Reflections from an outsider
On 4 May I had my first ‘fieldwork’ experience in London, where I’m spending a few months as a visiting researcher from Barcelona. I attended a focus group organised by the OWCH research collective, of which LSE forms part, with recent residents of the Older Women’s Cohousing Project (OWCH) in Barnet, North London. This workshop is one of four participative research sessions funded by an Averil Osborn award.

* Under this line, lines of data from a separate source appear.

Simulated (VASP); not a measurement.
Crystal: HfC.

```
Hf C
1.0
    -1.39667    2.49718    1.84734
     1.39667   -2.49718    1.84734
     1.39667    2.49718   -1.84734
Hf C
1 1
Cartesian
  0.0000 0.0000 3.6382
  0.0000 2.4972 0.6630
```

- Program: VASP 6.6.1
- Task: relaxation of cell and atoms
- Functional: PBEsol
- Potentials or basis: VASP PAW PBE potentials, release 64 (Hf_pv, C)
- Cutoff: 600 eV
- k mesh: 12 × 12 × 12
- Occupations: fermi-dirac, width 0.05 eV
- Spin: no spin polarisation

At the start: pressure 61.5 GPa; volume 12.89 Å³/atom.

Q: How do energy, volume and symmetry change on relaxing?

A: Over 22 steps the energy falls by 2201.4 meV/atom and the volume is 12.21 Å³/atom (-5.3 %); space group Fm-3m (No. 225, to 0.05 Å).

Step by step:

The goal was collectively to explore issues, themes and lessons from the ‘first 100 days’ of living in OWCH. The meeting, which had just begun when I arrived, was held in the building’s collective space where there are books, a huge TV screen, an amazing kitchen and a set of chairs and tables in a wonderful selection of colours and shapes. Everything looked new and well thought out. About 10-12 women of different ages, attitudes and styles, all older than me (50), attended. I was surprised by their diversity and by their common commitment to the shared project. I learned that one third of the flats were owned and managed by the Housing for Women housing association as social housing, while the remainder had been bought by their occupants.
The development has three floors: the ground floor opens onto the garden while all the other apartments have balconies. The women hold a communal lunch/dinner every week, one on a weekday the other on the weekend- a social tool that helps maintain the group atmosphere. I later discovered the beautiful inner garden that they share and the allotments where they can grow their own vegetables.
After introductions and indications by the facilitators, the women were asked to write down the most important issues to arise for them during the initial move-in period. We discussed them in small break-out groups, then again in a full group session after a pot-luck lunch.
Some of the main issues identified included:
- Balance: between the private and the collective; between private homes and collective spaces; even between their life at OWCH and the rest of their life.
- Dwellings: practical problems: furniture delivered (or not), appliances, etc.
- Feeling of home: some felt at home from the first day and others felt like they were still transitioning.
- Group governance: the protocols for decision-making are well-developed, and there is an elected management board. Some noted the sheer number of meetings since moving in, and the amount of time spent in them.
- Conviviality and living collectively: Many were very happy to share their life with others, including activities inside and outside the community, and enjoyed reconnecting after spending some time out (holidays or work).
- Single voice: Despite difficulties, the group was acting as one, driven by the commitment to the project and its evolution.
- Adapting: collective life requires learning to be consensual and compromise on all sorts of things, including small issues like the colours of flowers or the amount of greenery in their collective garden.
Some things stood out from the discussion: the women’s strong personalities, their positive attitude towards the future and their expectations for growth, progress and learning with the project—always through consensus decision-making. Tenure and finances were rarely mentioned despite lack of clarity about some collective bills. Even though many experienced difficulties before moving in (some were homeless for as much as six months after selling their previous houses) they were all very positive about their decision and exhibited a strong sense of collective belonging. During the 16 years it took to bring this cohousing project to fruition, group members developed a strong sense of community and learned to understand each others’ perspectives. The long history says much about, amongst others, how long it takes to find like-minded people, to find a plot of (affordable) land, to develop the project and articulate management structures in a place like London.
To my surprise, none of them said gender was a driver when they joined the project but all recognised that it worked and were happy that it was all women. Similarly, the group exhibited a great deal of self-understanding, including a clear sense of their status as innovators in living collectively as older people. This is not sheltered housing; there is something much more important going on in their project which one of them summarised as ‘a question of love and care for others’.